I don't really see South Arabia Indianising though.
The area has urban life, thriving trade and states for about as long as (Vedic) India and has documented writing way earlier (I'm discounting the IVC here and all the theories, very popular in India, that connect it to the Vedas. I am going with the mainstream view of Western Indologists that see a discontinuity in urban life between the IVC and Vedic phases, although I recognized that this poses some problems).
I mean that it is difficult to see what could lead Indian cultural traits to impose themselves to urbanized, literate South Arabians with the same level of prestige they had to pre-state Austronesians. The were in considerable interaction with the Hellenistic/Roman world, felt its prestige clearly and incorporated some its fashions and styles - but never considered Hellenizing or Romanizing.

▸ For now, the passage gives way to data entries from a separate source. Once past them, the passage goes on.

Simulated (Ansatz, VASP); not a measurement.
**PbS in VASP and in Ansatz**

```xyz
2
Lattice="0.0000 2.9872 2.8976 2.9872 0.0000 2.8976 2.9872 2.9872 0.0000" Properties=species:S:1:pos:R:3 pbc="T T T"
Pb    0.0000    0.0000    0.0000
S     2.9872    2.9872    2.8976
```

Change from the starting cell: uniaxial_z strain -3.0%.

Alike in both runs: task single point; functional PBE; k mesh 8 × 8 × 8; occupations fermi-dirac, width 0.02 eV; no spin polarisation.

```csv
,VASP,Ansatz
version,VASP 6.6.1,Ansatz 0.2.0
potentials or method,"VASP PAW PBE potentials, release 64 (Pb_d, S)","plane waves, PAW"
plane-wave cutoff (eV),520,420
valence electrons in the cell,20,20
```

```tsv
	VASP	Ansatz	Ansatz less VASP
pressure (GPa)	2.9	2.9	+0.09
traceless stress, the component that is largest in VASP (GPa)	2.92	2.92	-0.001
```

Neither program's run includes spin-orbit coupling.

It is worth noting that South Arabians exerted significant trading influence (according to the Periplus of the Erythrean Sea, actually political control) over the would-be Swahili coast. The Periplus refers to at least a city, Rhapta, that has to be in that general area in the first century AD (it is said to be ruled by "Homerites", that is, the South Arabian kingdom of Himyar - I am not aware of any idependent confirmation though, and standard work on South Arabia hardly mention rule over East Africa that far south). By the way, the name "Azania" is also from that text, so I assume it's Greek, not Persian (although I suppose it's related to the Arabic-Persian word "Zanj" indeed). This is supposedly even before Bantu speakers settled the area.
I don't how this relates to the archaeological record, but to my knowledge, not a single letter in any South Arabian script has ever been found in Africa south of Ethiopia. Which would be expected if the Himyarites actually had colonies there, I'd guess.
A problem is that this East African trade looks, overall, like it was marginal (I am talking Roman times,. The main items involved were probably ivory and ostrich feathers. Gold is also mentioned, and I've read suggestions that Rhapta was actually the sea outlet for gold from Great Zimbabwe -except that this does not seem to add up with the accepted dating for the latter IIRC.
However, I gather that India had plenty of ivory, easier ways to get gold, and ostrich feathers... you don't create a new Indianised cultural area just to get those.
But this is all about before the Bantu moved in.